Yet, we celebrate war, and our national gun culture is part and parcel of the very fabric of America, the only country I know of that has twice as many guns as citizens. Unknown to most, Japan had considered a troop landing on America’s west coast, immediately after Pearl Harbor. That plan was abandoned when they learned that America’s private citizens were heavily armed.
If one were to search for a president strongly opposed to war as a solution to regime change, that search would begin and end with Dwight Eisenhower.
Overall commander of allied troops in WWII, Eisenhower kept us out of foreign engagements during his two terms as president. I was in the army during the second of those terms (between Korea and Vietnam) and the threat at the time was Nassar’s takeover of the Suez Canal. Congress wanted war. Ike kept us home. According to him,
“Every gun that is made, every warship launched, every rocket fired, signifies in the final sense a theft from those who hunger and are not fed, those who are cold and are not clothed. This world of ours... must avoid becoming a community of dreadful fear and hate, and be, instead, a proud confederation of mutual trust and respect.”
Back to the subject at hand: Is the recent kidnapping of the president of Venezuela and his wife an act of war?
Under international law and diplomatic norms, the use of force against another sovereign state’s territory — including military strikes — normally constitutes an act of war or aggression (unless authorized by the UN Security Council or in clear self-defense). The U.S. president’s operation apparently involved bombing Venezuelan military and civilian targets and a military raid inside Venezuela without UN authorization.
Forcibly seizing a foreign head of state is a violation of Venezuela’s sovereignty. Leaders around the world, including China, Mexico, and Brazil’s president, have condemned the action as an illegal breach of international law.
(New York Post) Opponents, legal scholars, and political figures (including some U.S. lawmakers) have explicitly labeled the operation an “act of war” or an illegal intervention. (Associated Press) Venezuela’s vice president and courts have declared Maduro the legitimate president and demanded his return.
(CBS News) The Trump administration is portraying the operation as a law-enforcement action tied to longstanding U.S. indictments against Maduro for alleged narcotics trafficking.
What it apparently amounts to is a convenient smokescreen, at a time when the president is under extreme pressure for his alleged participation in Jeffrey Epstein’s child sex activities. Using such a blatant military strike to change the national narrative is beyond the pale of normal presidential powers, but the facts of the strike are beyond controversy.
Perhaps the president considers them ‘alternative facts.’
If it was a legitimate argument against Venezuela’s purported support of the the international drug trade, President Trump hardly supports that case by his recent pardon for former Honduran President Juan Orlando Hernández.

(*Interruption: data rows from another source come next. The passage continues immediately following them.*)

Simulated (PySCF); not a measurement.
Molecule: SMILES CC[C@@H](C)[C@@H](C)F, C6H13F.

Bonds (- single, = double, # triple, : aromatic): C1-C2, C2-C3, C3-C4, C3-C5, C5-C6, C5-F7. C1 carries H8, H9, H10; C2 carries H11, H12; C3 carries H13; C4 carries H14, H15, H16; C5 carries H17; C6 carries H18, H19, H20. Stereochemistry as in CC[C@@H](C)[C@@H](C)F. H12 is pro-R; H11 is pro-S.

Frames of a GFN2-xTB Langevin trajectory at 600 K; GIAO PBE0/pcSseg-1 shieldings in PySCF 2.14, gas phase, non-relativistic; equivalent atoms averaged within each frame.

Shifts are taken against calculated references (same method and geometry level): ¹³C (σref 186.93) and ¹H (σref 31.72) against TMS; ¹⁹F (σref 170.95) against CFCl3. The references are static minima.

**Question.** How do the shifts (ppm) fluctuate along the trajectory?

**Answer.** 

Hernández, who served as president of Honduras from 2014 to 2022, was convicted in a U.S. federal court in 2024 of conspiring to import hundreds of tons of cocaine into the United States and related weapons offenses and was sentenced to 45 years in prison.
Last month, President Donald Trump granted Hernández a full pardon, and he was released from U.S. custody. According to The Washington Post, Hernández’s case drew major attention because he was not only a high-level political leader but was convicted of involvement with one of the largest drug trafficking conspiracies ever prosecuted in the United States.
The current Honduran government strongly condemned the pardon, calling it a betrayal of justice and a blow to anti-corruption efforts.
Honduran prosecutors and civil-society groups warned it undermines years of cooperation with U.S. anti-narcotics enforcement. Victims’ organizations argued the pardon validated impunity for political elites tied to organized crime.
If all this seems too long and varied a critique, I make no apology. In a lifetime that spans all, or part, of ten decades, I have never witnessed such controversial acts by a sitting president of the United States.
It’s unlikely they will ever be seen again.


Brillaint historical framing here. The Will Rogers quote about peeing on the electric fence captures something most analyses miss: that institutional memory seems to vanish at each administration turnover. I saw this pattern up close working in defense contracting, where the same strategic miscalculations get recycled with new justifications. What's really striking tho is how the Venezuela situation flips the drug war narrative against itself, especially given the Honduras pardon.